Chocolate Mint Brownies
- Charles Chen
- Nov 27, 2015
- 1 min read

INGREDIENTS: (For the Brownies)
30 pitted Medjool dates
2 tablespoons water
¼ cup raw cacao powder
2 cups almond meal (I used Trader Joe's brand)
½ teaspoon vanilla extract
For the Mint Topping
1 cup full-fat coconut milk, chilled (the cream part)
1 teaspoon matcha powder
1 tablespoon 100% pure maple syrup or coconut nectar or stevia
½ teaspoon peppermint extract
Optional Topping: ½ cup dairy-free chocolate chips, melted
INSTRUCTIONS:
For the Brownies
First, place 30 dates, 2 tablespoons of water, and vanilla in a food processor. Then, whirl on high until you've created a date paste. Add in cocoa powder and almond meal and whirl on high until you've created your "dough." Set Aside.
Using a rolling pin, roll your dough out so that it's about a half and inch thick. You can also use a 9x9 pan and your fingers to press the dough into the pan. Set aside.
For the Mint Topping
Place all ingredients in a medium size bowl. Then, using a hand mixer, mix for about a minute until everything is thoroughly whipped together.
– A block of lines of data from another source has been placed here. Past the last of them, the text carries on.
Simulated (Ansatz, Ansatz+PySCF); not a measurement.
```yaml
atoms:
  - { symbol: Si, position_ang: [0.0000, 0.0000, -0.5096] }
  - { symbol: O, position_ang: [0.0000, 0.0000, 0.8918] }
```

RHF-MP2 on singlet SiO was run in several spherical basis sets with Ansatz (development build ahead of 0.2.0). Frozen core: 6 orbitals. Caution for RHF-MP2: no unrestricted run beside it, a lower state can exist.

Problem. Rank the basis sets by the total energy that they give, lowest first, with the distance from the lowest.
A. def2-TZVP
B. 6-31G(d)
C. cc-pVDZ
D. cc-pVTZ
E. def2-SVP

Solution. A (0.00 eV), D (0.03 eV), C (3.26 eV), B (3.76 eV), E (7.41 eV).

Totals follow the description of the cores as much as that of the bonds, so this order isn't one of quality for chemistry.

Using a spatula, spread frosting on top of brownie dough.
Place in freezer for about 20 minutes to let harden a bit. Then, slice into 16 squares.
Optional: Squeeze on a drizzle of melted dairy-free chocolate chips.
STORAGE: store these treats in an air-tight container in the refrigerator or freezer (or the coconut cream topping will soften).